Albert Coates

British conductor (1882-1953)

Albert Coates (born Saint Petersburg, 23 April 1882; died Cape Town, 11 December 1953) was an Anglo-Russian conductor and composer.

Life and work

change

Coates was born in Saint Petersburg, Russia, the youngest of seven sons of an English father and a Russian mother.

He studied at the conservatory in Leipzig, where his greatest teacher was Arthur Nikisch. He worked at the opera house in Dresden, and became conductor at Saint Petersburg's Mariinsky Theatre. After the Russian Revolution and World War I he just managed to escape from Russia in April 1919.

He first appeared at the Royal Opera House, Covent Garden in 1914 conducting Richard Wagner's Tristan und Isolde. He was a man with a lot of energy, and he introduced the audiences to a lot of music they had not heard, especially by Russian composers such as Alexander Scriabin, but also English music by Ralph Vaughan Williams, Arnold Bax, and Gustav Holst, whose suite The Planets he gave the first complete London public performance.

In the 1920s and early 1930s he often worked with the London Symphony Orchestra. He made gramophone recordings in the very early days of the gramophone. These include Scriabin's Poème de l'Extase and many bits from Wagner's Der Ring des Nibelungen and (in 1925) the complete Symphony No. 9 of Beethoven. He was the conductor for the first recording of Rachmaninoff's Piano Concerto No. 3, with Vladimir Horowitz as soloist.

In 1925 he gave the first stage performance outside Russia of Rimsky-Korsakov's opera The Legend of the Invisible City of Kitezh and the Maiden Fevroniya.

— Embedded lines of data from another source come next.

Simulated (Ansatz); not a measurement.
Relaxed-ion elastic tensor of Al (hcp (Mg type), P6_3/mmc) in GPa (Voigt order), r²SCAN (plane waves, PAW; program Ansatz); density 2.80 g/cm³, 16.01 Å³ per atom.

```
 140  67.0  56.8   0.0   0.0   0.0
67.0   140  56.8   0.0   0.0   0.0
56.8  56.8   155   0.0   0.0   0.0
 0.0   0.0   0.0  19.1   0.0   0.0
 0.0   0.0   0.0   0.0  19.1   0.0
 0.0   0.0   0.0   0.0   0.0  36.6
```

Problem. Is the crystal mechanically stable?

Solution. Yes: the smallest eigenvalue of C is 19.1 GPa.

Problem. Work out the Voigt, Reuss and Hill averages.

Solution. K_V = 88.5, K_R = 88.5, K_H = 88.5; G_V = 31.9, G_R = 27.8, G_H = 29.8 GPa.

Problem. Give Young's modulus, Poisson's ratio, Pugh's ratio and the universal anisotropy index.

He composed several works including operas and a symphonic poem The Eagle, dedicated to the memory of his former teacher Artur Nikisch, which was performed in Leeds in 1925. In 1946 he settled in Milnerton, Cape Town, South Africa, where he died in 1953.

Albert Coates was no relation to Eric Coates, the English composer of light music, nor to the tenor John Coates.